Monday, March 28, 2005

Kosovo loses patience with UN mission as the economy flags

CHRISTIAN JENNINGS IN PRISTINA



WHEN three armour-piercing bullets struck communications equipment on the roof of the United Nations headquarters in Kosovo’s regional capital earlier this month, staff there took it as a warning.

Once seen as the province’s saviour from the hated regime of ex-president Slobodan Milosevic’s Serbs, the UN mission in Kosovo (UNMIK) - which since 1999 has been the area’s de facto government - seems to have lost the public’s goodwill.

In a recent poll carried out by the UN Development Programme, 75 per cent of Kosovars said they are dissatisfied with the UN mission.

Only days before the attack on the UN HQ, Ramush Haradinaj, Kosovo’s popular prime minister, resigned and surrendered to the war crimes tribunal in the Hague. Aside from a failed bomb attack on president Ibrahim Rugova’s motorcade, an expected violent backlash did not materialise.

But western staff and military officials in Kosovo and Europe warn that the security situation could "significantly deteriorate" between now and mid-summer, as frustration with the UN seethes just below the surface.

Colonel Yves Kermorvant, a spokesman for K-FOR, the 19,000-strong NATO peacekeeping force in the province, assured journalists last week that "the security situation in Kosovo is excellent".

Soren Jessen-Petersen, effectively the UN’s pro-consul in Kosovo, was less optimistic.

"A series of security incidents highlight the essential volatility of the situation in Kosovo, and the readiness to resort to violence by those still bent on blocking progress," the Dane said. "Such lawlessness could still, in certain circumstances, communicate itself to broader sections of the public."

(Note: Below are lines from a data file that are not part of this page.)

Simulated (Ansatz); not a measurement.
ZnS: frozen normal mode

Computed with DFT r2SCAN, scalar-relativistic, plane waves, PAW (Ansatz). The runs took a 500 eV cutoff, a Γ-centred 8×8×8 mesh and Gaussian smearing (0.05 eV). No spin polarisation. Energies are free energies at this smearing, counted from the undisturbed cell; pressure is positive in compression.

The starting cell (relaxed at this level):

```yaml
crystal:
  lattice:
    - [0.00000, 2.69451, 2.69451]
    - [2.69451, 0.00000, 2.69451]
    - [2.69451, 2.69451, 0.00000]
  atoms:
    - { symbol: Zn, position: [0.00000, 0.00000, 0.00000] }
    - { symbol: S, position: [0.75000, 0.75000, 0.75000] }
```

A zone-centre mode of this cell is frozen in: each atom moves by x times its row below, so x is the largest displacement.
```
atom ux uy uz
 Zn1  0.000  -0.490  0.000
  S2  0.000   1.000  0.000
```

International officials in the former Yugoslav province say discussions have been held between the UN HQ in New York and the mission in Pristina about the feasibility of re-locating UNMIK’s headquarters to outside the capital, where it will be easier to evacuate if the security situation breaks down.

After the bombing of the UN HQ in Baghdad in 2003, security officials in New York are taking no chances. But senior UNMIK officials say that this would give the worst possible message to Kosovo’s population at a time when crucial progress is being made towards possible talks on the province’s future independence.

A cross-section of mostly employed, educated and politically moderate Kosovo Albanians questioned over the last ten days explained why the UN mission in Kosovo is so unpopular.

The personal popularity of Mr Jessen-Petersen is on the up because he is seen as straight-talking and is pushing forward the agenda on the province’s independence. But the mission itself is seen as untrustworthy, aloof, corrupt, subject to a separate set of laws from Kosovars, and responsible for the political limbo in which Kosovo has remained since 1999.

UN security council resolution 1244, which has mandated the UN and NATO’s presence in and administration of Kosovo from June 1999 onwards, specifies that the former Yugoslav province will remain part of Serbia and Montenegro until its final status is agreed.

The lack of political resolution has meant that the main, and justified bugbear of Kosovars is the parlous state of the economy, which means few jobs, low international investment, high crime, and unemployment running at between 30 per cent and 55 per cent.

Suspicious of state apparatuses, Albanians see most international and local institutions as corrupt, regardless of evidence.

But in the western Balkans, where perception is king, each incident can be blown out of all proportion by suspicious and violence-prone extremists of any ethnicity.